Perspective in Education
In his account of the early history of Islam, Muhammad ibn Sirin, a scholar of the mid-eighth century CE, commented on the growth of source criticism amongst Muslims:
‘They did not ask about the isnad, but when civil war … broke they said, ‘Name to us your men’; those who belong to the Ahl al-Sunna, their traditions were accepted and those who were innovators their traditions were neglected’ (quoted in A’zami, 1978, 213)
Such questions arose from a desire to ensure the accuracy and purity of religious doctrine, history and law. In other words, the isnad system marks the beginnings of a systematic development of three key concepts: evidence, analysis and ultimately, perspective. That this is so is reflected in another remark of ibn Sirin: ‘This knowledge is the religion, therefore, look to see from whom you are taking your religion’ (quoted in Zarabozo, 2000, 188). In this journal, I want to offer some reflections on these three key concepts. In particular, I want to discuss two main points: the relationship of these ideas to each other and how I am trying to utilise such reflections in my teaching and course design.

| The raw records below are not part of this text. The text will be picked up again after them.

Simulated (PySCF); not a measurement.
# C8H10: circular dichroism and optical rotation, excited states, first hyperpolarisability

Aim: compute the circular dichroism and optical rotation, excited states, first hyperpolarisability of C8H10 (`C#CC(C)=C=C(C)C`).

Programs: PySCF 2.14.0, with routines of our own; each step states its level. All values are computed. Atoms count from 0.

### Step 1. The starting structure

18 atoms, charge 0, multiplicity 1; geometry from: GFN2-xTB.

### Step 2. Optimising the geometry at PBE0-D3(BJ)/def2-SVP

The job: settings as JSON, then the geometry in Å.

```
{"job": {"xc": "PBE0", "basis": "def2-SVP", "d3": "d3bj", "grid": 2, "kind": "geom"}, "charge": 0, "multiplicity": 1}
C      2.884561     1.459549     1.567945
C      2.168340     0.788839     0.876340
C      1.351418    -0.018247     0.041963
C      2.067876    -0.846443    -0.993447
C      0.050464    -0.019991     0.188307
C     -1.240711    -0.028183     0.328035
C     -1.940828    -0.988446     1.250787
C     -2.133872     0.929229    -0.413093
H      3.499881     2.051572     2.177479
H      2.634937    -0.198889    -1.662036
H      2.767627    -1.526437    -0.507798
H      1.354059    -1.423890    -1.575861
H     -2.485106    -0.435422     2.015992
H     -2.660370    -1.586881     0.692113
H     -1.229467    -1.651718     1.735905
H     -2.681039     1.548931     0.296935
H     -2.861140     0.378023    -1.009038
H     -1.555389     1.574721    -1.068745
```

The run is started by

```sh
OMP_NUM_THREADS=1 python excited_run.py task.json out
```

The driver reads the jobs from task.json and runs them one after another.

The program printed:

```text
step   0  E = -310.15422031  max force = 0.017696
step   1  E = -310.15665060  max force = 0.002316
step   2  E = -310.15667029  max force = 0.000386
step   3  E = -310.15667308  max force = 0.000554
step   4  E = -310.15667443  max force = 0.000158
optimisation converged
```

However, before we begin, I feel it is important to properly set out the context of this discussion. As discussed previously, I am currently the Lifelong Learning Co-ordinator for my department. Amongst other things, this means that I am responsible for helping to develop new Religious Studies courses. As a new (and enthusiastic) teacher, I am also trying to develop new courses myself. I am now in the process of planning a course on Islamic History, due to start in January 2006. This course is aimed at Level 1 (the first year of an undergraduate degree) and will attempt to survey the early history of Islam – with a particular focus on historiography and the issues surrounding it. As such, I have been reading around the topic and although it is not my intention to offer a survey of contemporary literature, I seem to be repeatedly circling around three key questions. Namely, how should we assess evidence; how should we conduct our analysis; how does our own perspective colour our research?
Reflecting on my experiences throughout the PGCE, I am struck by the consideration that I keep returning to the question of perspective. I have repeatedly found myself looking at how a particular vantage point affects individual thought, action and learning. People have different personalities and hence, have different viewpoints. Necessarily, therefore, they also have different likes and dislikes – different learning styles in other words. Again, the roles of both teacher and student create their own peculiar perspectives. Educational institutions work within a certain framework and thus also have their own structural perspectives. Indeed, the more I reflect the more clearly I begin to see the pervasive influence of perspective.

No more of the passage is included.